Sales prospecting is something that all businesses, big and small, need to do. Too bad it’s considered the ‘ultimate chore’ among many, and something that a lot of salespeople seem to dread. Some companies find sales prospecting to be their biggest challenge entirely. On the other hand, some claim that it’s achievable in a mere two easy steps!
That being said, sales prospecting appears to be stuck in a rut and trundling down a wayward path. Methods used are often considered out of date, poorly researched, and sometimes simply warranting a one-way ticket to spam-ville. And unfortunately, salespeople are often charged with the task to simply ‘make more calls’ and ‘send more emails’, instead of understanding how to prospect more effectively. Here are some tips that we find really useful when embarking on the sales prospecting adventure!
Let’s take an email campaign for example, with your goal being to drive website traffic and conversions. You need to have a clear idea of who it is exactly that you want to engage with. Remember that your email list of prospects needs to be target specific. I say target specific because, in reality, throwing everything and the kitchen sink at a random list of ‘prospects’ suggests that you either don’t really know who your customers are, or you just like to partake in mass messaging in the hope that some people will listen…which isn’t a whole lot better than the former. Please don’t do that. Not only will this annoy people, but it can also potentially damage the integrity of your brand.

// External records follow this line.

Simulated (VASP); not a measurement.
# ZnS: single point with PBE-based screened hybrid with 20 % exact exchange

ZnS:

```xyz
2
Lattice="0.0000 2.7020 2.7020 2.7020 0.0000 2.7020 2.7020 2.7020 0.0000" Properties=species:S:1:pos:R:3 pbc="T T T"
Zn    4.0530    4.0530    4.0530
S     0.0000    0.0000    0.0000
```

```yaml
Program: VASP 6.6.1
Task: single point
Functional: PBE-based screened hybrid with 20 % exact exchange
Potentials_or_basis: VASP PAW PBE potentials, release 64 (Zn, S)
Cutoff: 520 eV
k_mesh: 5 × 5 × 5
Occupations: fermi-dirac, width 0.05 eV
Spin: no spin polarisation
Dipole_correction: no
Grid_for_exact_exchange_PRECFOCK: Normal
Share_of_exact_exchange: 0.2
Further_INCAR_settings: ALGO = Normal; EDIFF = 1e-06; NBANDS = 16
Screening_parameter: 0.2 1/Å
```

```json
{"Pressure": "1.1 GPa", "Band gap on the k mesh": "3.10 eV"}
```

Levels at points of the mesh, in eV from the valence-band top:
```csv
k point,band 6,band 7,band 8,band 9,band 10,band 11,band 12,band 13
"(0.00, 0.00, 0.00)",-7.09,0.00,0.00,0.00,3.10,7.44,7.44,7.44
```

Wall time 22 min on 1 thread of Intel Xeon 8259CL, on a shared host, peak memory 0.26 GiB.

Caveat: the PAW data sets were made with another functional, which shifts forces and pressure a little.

LinkedIn is often considered to be the best form of corporate networking; it’s sort of like Tinder for business, flicking through endless potential prospects to find the right job title that makes you want to swipe right…or in this case, hit ‘connect.’ But what many people don’t seem to utilise on LinkedIn is the ever growing community of members who are congregating in the very same place: the group discussions; the water cooler hangout of LinkedIn if you like. This is a great way to find some relevant prospects. For example, if you want to target a particular industry for a campaign, find a group centered around that industry instead of trawling through individual leads one by one on the main search screen. By involving yourself in group discussions, not only are you warming up new leads, you’re also promoting the company brand to help create potential inbound leads as well.
Right before you hit send, just take a moment to really evaluate your contacts, and consider whether they are the right person to be emailing. If you want to hit the inboxes of sales and marketing managers, there’s little value in sending an email to the HR director or head of Software Engineering in the hopes that they will pass on the message. You’re better off sending the email to firstname.lastname@example.org; at least there will be some poor customer service agent on the other end employed to acknowledge such emails. Ensure that you’re building relationships with the right people; don’t just send an email to anybody to try and get a foot in the door. More often than not, that door is going to stub your foot.
So you have your highly targeted list of prospects, and you know that every single person you’re about to email will actually want to hear from you. You’re sorted, right? Wrong. Without trying to sound like a broken record (I even hate seeing this point mentioned in blog posts), you need to make sure that what you’re sending to these time-constrained managers is going to grab their attention; email content is your royal flush. Try to include a video demonstration of your product or service. Some marketing tools might not allow you to embed a video into an email, in which case you can simply screen grab a still from the video and link it to the source of the file (we like to use Vimeo). By doing this, you can show your product/service in action, and let it literally sell itself. Finding and nurturing the prospect list is the hard part, so don’t let the fruits of your labor go to waste here!
Now you’re happy to hit ‘send’ and hold your breath for the results. But how long should you wait before following up with these leads? Some people wait for several open/click throughs before following up, but we think that’s too long. Why wait? If you’re using a tool like Hubspot or MailChimp and can see recipient activity in real time, then you should contact them straight away while it’s fresh in their mind. By waiting too long, that fantastic email you sent three days ago could now be sitting on page 4 of someone’s inbox and they have forgotten that you even exist. If you’re using a CRM system like Close.io or Salesforce, etc. then you can input your leads and easily keep track of which ones have and haven’t been followed up.
We agree that sales prospecting is time-consuming, but what rewarding effort isn’t? Sending out 200 emails to an unqualified list of companies won’t demonstrate the traditional open and click-through rates, as we all know how savvy we are when it comes to spotting those annoying emails from people who clearly haven’t done much groundwork. Wouldn’t it be far better to send out less emails to more targeted prospects by strategically utilizing LinkedIn and its group discussions, and thus contacting people who might actually want to buy your product/service? Good email content is sure to increase your click-through rate by miles, and by following up now rather than later, you’re much more likely to get that conversion you wanted. Talk about a fairy tale ending!